Given a digit string, return all possible letter combinations that the number could represent.
A mapping of digit to letters (just like on the telephone buttons) is given below.
Input:Digit string "23"
Output: ["ad", "ae", "af", "bd", "be", "bf", "cd", "ce", "cf"].
Note:
Although the above answer is in lexicographical order, your answer could be in any order you want.
Solution:
1. Recursion and backtrack solution
Read the number digit one by one recursively and put the corresponding letter one by one to result string and process the next number digit until the end of the string. Add the result string to the result list. Then backtrack to last digit and add next letter to result string until all the result strings are captured.

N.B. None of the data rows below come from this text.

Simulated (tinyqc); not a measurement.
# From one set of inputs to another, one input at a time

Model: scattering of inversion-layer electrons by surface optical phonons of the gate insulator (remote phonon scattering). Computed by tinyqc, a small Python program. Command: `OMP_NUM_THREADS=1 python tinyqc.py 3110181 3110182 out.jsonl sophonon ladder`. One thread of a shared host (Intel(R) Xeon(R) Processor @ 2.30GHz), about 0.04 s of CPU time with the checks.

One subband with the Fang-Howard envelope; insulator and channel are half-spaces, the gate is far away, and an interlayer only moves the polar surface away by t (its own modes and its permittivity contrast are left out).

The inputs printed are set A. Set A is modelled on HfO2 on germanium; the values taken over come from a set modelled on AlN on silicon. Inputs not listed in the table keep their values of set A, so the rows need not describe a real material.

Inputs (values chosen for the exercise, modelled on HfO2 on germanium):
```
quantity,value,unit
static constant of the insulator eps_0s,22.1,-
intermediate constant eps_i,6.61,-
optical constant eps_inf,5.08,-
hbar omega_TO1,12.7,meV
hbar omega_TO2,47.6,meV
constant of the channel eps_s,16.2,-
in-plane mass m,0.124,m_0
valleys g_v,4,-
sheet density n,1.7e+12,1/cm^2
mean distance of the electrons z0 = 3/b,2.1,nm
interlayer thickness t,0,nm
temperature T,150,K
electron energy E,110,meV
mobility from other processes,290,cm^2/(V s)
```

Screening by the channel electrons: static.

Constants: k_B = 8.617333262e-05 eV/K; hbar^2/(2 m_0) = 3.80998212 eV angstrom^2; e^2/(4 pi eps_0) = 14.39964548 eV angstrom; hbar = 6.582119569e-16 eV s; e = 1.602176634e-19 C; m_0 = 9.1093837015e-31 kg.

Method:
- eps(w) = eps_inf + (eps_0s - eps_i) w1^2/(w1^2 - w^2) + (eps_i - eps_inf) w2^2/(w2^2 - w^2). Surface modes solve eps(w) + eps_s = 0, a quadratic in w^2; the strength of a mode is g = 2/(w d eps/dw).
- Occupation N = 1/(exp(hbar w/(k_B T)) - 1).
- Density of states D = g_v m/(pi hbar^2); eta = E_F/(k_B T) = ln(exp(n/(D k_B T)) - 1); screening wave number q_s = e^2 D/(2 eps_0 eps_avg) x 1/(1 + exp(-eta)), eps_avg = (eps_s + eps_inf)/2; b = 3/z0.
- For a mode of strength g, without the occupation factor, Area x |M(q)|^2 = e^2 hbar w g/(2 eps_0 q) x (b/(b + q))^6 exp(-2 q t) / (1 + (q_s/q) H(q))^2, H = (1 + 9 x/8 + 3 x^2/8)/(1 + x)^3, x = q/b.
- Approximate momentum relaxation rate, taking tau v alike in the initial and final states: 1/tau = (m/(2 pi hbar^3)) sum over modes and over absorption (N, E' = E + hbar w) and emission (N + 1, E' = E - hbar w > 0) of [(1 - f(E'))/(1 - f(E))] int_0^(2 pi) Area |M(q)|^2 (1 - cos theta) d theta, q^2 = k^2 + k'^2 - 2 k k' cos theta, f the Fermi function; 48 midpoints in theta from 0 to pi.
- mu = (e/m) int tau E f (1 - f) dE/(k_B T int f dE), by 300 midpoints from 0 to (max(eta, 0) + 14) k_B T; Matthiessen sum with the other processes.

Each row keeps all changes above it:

public List<String> letterCombinations(String digits) {
List<String> res=new ArrayList<String>();
if(digits==null) return res;
String[] pad={"abc","def","ghi","jkl","mno","pqrs","tuv","wxyz"};
StringBuilder item=new StringBuilder();
helper(0,digits,pad,res,item);
return res;
}
public void helper(int ind,String digits,String[] pad, List<String> res,StringBuilder item){
if(ind==digits.length()){
res.add(item.toString());
return;
}
String letters=pad[digits.charAt(ind)-'2'];
for(int i=0;i<letters.length();i++){
item.append(letters.charAt(i));
helper(ind+1,digits,pad,res,item);
item.deleteCharAt(item.length()-1);
}
}
1. Iteration solution
Sometime the interviewer may want you give the both iteration solution and the recursion solution. The iteration solution is to add each letter of the number digit to result list each time processing the new number digit. For example, "23", after the first iteration, the result list would be like{"a","b","c"}, the second iteration for processing "3", will add the corresponding letters to the existing result string in the result list {"ad","bd","cd", "ae","be",...."cf"}
public List<String> letterCombinations(String digits) {
if(digits==null) return null;
List<String> res= new ArrayList<String>();
res.add("");
String[] letters={"abc","def","ghi","jkl","mno","pqrs","tuv","wxyz"};
for(int i=0;i<digits.length();i++){
String letter=letters[digits.charAt(i)-'2'];
List<String> newRes=new ArrayList<String>();
for(int j=0; j<letter.length();j++){
for(String s: res){
s+=letter.charAt(j);
newRes.add(s);
}
}
res=newRes;
}
return res;
}